The Teachable Talent: Why Creative Writing Can Be Taught

by
Gregory Spatz
From the September/October 2012 issue of
Poets & Writers Magazine

Aside from having taught at Memphis State, Eastern Washington University, the Breadloaf Writers’ Conference, and the Squaw Valley Community of Writers, I’ve also participated in creative writing workshops at the University of Arizona, the University of New Hampshire, and the Iowa Writers’ Workshop, and I was married to a poet while she was enrolled in workshops at Brown University and the University of California in Davis. I’ve seen, heard, and absorbed a lot of information through the workshop culture and can safely say that for one thing, no two writing workshop classes are the same. No teacher runs a workshop in quite the same way as another, and no program or workshop has ever managed to codify an approach to creative writing that would achieve aesthetic uniformity, or any kind of uniform outcome, period—nor does any program I know of seem to have that as a goal. In fact, the only generalization I ever felt I could comfortably make, as a student of creative writing, was that my teachers disagreed about everything and that trying to find any kind of consensus in their feedback on my work would have made me crazy. I had to learn to follow my gut and go with the advice that made sense.

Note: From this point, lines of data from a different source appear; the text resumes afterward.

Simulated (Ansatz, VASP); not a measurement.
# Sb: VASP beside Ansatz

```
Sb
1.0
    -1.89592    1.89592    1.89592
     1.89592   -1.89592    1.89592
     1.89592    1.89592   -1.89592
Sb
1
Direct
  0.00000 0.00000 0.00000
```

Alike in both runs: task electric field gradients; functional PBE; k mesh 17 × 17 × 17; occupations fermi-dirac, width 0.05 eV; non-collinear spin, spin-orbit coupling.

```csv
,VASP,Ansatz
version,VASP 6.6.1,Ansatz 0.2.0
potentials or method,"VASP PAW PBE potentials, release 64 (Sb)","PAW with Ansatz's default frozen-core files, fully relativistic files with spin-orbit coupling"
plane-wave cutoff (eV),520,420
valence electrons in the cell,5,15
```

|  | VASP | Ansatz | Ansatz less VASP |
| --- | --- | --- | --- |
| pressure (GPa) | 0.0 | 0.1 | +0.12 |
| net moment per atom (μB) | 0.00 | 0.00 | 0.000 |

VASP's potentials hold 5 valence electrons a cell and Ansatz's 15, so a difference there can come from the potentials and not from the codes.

This is what I share with my students at the start of every workshop class. I caution them that no story has ever been written by committee or by consensus. A workshop’s goal is not to write your story, or tell you how to write your story; its aim is to give you feedback on what you’ve already written—to point out where it succeeds and soars, what it seems to want to be about, where it might be improved, where it’s too slow or too rushed, and to give line-edits and suggestions for revision. A workshop can only respond closely and candidly to what’s on the page. I tell students that if at the end of the day 5 percent of that feedback is actually applicable to the story up for discussion, then that was a good workshop. The other 95 percent? It goes into your hard wiring to inform future stories, maybe—it gives you walls to reach out and touch later as you make your way through the dark. I advise participants against being prescriptive in their feedback, and ask that all participants lay aside their own aesthetic preferences as much as possible when reading one another’s work. I want their revision suggestions to work with a story’s best interests rather than against them. My role as a teacher, as far as all this goes, is also to widen my critical lens in order to understand each story on its own terms, regardless of how foreign the story feels—and to use examples from each story, as appropriate, for general craft tips and pointers.

Because I want students to write their own stories according to their own most strongly held convictions, I also tell them that the only hard-and-fast rule in writing that I know of is this: The student who figures out what is most loved, what is absolutely essential for that student to write about before the time runs out, and who figures out how to get started on that, is the one who will have a breakthrough and write something with lasting power. This is not something I can tell students how to do or find access to in themselves; the process is too individualized. I can only describe it by responding to the words on the page when I see it happening.

I also tell students that, aside from the many craft tips and pointers they will pick up from me in class, from one another, from assigned reading, from visiting writers, from other faculty, or from other classmates over drinks after class, the single most valuable thing they can hope to walk away from the MFA workshop experience with is a handful of lifelong faithful readers: two or three people with a shared vocabulary for stories, who will always be willing to trade drafts of new work no matter what else is going on in their lives and who will know how to get inside that work to give prompt, constructive criticism that makes sense, long after the MFA work is done.

The culture of the MFA program is itself one of the strongest components of the learning experience—the dialogue that carries on in class, after class, at parties, in coffee shops—and if students can find two or three readers to keep that culture alive in their post-MFA life, they will have gotten more than their money’s worth.